When the Stoics talk about indifference there are two elements to it.

  1. The concept of an “indifferent”
  2. The concept of apatheia

We’ll tackle both of these in the course of this article. Firstly, let’s look at the word, indifference itself.

1. lack of interest, concern, or sympathy: she shrugged, feigning indifference.
unimportance: it cannot be regarded as a matter of indifference.
2. mediocrity:the indifference of Chelsea’s midfield.

Our modern definition emphasises the lack of interest and brings to mind connotations of “I don’t care”, but this isn’t what the Stoics meant when they used it.
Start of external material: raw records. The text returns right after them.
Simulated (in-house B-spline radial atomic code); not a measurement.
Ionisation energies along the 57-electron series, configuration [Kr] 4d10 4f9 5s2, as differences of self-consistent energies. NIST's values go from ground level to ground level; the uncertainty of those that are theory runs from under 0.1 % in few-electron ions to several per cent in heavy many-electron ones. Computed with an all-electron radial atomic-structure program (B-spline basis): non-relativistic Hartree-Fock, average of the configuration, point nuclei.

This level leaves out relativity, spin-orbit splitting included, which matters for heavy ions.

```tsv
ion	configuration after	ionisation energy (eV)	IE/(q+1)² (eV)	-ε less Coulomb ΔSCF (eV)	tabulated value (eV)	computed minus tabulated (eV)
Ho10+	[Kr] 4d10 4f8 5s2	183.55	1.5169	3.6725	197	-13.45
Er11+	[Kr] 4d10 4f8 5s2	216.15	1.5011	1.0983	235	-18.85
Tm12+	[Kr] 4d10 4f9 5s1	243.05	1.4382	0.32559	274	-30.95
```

If you look at the origin of the word it comes from late Middle English meaning in the sense of being neither good nor bad. This is much closer to the Stoic definition. There’s less implication of ”lacking”. It is neither good nor bad. Indifferent. It’s the difference between saying lack of concern versus unconcerned. The former implies a recklessness that’s less present than the latter.

It’s this nature of being unconcerned that grasps at the essence of what the Stoics are telling us. As the Daily Stoic put it, they’re good either way.

This is where we get to the concept of an “indifferent”. In Stoicism, there’s good — which is basically virtue (again the definitions of both these words for this context needs to be better defined but that’s for another post). And there’s bad, which are vices. Everything else between is an “indifferent”. These are things like money, health, pain, pleasure. The important thing that they all have in common is that they’re morally neutral. They have no intrinsic moral value. Take money; it’s not inherently good or bad. It can be used for good or bad, but in itself, it has no moral value. Further, these indifferents can be sub-divided into preferred or dispreferred indifferents.

As you might guess, some things are more preferred than others when we are weighing up our options. For example, food is an indifferent. But if we’re choosing between eating versus starvation then food would be a preferred indifferent since eating is naturally better for our longer-term health. (This is a simplified example of the Stoic definition of living according to nature).

Hopefully, you’re now beginning to see some of the nuances here. We’re not saying don’t enjoy life. We are saying don’t get so caught up in the hedonistic treadmill that you are only chasing preferred indifferents. Similarly, when we come to an indifferent like pain, you choose how you react to it. If you are trying to live a virtuous life then it follows that you should not want to give in to that pain and let it control you. You can choose to accept it and bear it well to move beyond it.

If we are indifferent to all these things that are outside our circle of control then we’ll naturally be strong and calm. The Stoics called this state of mind apatheia, a passionless, peace of mind or, to put it another way, tranquillity. Much of Stoicism is aimed at achieving this state. If we cultivate indifference it is one of the most powerful weapons we can add to our arsenal as we live our life.